How to calculate 2nd derivative of a likelihood function

Wei_Deng · March 17, 2018, 8:26pm

I want to calculate the diagonal of 2nd derivative of a function (likelihood function for example), but I didn’t find any corresponding documents supporting that?

Can anyone give me an example?

I really appreciate that.

Thanks a lot.

Wei_Deng · March 17, 2018, 8:34pm

I know there are some basic tutorials like

However, I am afraid they still can’t solve my problem.

Wei_Deng · March 17, 2018, 8:56pm

For example, I used his blog to try to get the 2nd derivative [Second order derivatives and inplace gradient "zeroing" ], but it turns out that the grd.grad information is None. Can anyone give me some suggestions?

import torch
from torch import Tensor
from torch.autograd import Variable
from torch.autograd import grad
from torch import nn

# some toy data
x = Variable(Tensor([4., 2.]), requires_grad=False)
y = Variable(Tensor([1.]), requires_grad=False)

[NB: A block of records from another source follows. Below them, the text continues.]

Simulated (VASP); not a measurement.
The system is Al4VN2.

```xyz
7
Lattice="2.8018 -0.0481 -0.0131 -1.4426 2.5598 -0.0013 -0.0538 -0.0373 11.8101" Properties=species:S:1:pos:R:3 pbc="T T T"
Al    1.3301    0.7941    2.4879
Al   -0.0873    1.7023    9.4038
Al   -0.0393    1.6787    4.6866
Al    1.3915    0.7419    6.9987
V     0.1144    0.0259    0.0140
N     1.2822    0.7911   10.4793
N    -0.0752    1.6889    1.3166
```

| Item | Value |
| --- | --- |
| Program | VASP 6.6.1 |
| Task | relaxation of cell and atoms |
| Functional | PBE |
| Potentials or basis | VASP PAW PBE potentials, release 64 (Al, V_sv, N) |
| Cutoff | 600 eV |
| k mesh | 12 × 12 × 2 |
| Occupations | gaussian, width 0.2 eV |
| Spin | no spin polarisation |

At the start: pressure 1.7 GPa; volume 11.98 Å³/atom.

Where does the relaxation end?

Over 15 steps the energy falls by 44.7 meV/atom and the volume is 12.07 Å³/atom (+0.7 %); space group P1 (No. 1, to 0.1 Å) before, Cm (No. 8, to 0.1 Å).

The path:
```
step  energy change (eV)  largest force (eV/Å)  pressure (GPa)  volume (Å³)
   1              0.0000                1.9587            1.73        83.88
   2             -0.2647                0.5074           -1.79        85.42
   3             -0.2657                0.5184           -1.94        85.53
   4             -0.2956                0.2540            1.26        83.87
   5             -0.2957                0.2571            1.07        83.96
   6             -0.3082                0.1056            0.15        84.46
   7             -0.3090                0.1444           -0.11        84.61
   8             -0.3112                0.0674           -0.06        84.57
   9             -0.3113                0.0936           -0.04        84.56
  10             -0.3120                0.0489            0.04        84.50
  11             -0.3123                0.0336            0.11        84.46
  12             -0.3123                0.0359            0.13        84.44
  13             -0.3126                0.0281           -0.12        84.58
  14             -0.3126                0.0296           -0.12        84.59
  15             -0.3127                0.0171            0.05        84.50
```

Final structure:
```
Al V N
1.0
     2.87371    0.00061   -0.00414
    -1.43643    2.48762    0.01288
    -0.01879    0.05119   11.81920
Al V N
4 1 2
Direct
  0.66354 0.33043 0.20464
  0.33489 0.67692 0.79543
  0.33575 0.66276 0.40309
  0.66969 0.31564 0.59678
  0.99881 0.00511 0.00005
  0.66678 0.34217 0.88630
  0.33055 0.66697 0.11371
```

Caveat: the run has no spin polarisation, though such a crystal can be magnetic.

# linear model and squared difference loss
model = nn.Linear(2, 1)
loss = torch.sum((y - model(x))**2)

optimizer = torch.optim.Adam(model.parameters(), lr=1e-2)

# instead of using loss.backward(), use torch.autograd.grad() to compute gradients
loss_grads = grad(loss, model.parameters(), create_graph=True)

gn2 = sum([grd.norm()**2 for grd in loss_grads]) # 2nd derive
print(‘loss %f grad norm %f’ % (loss.data, gn2.data))
model.zero_grad()
gn2.backward()
optimizer.step()

for grd in loss_grads:
print grd.grad

The answer is None.

dpernes · March 19, 2018, 11:36am

Hi @Wei_Deng,

You are doing everything right, except that you’re not looking for the gradients in the right place.

After a backward pass, only the gradients of the loss with respect to model parameters will be kept. Thus, if your model, has some parameter theta, then you’ll find the gradient of the loss w.r.t. theta in the variable theta.grad.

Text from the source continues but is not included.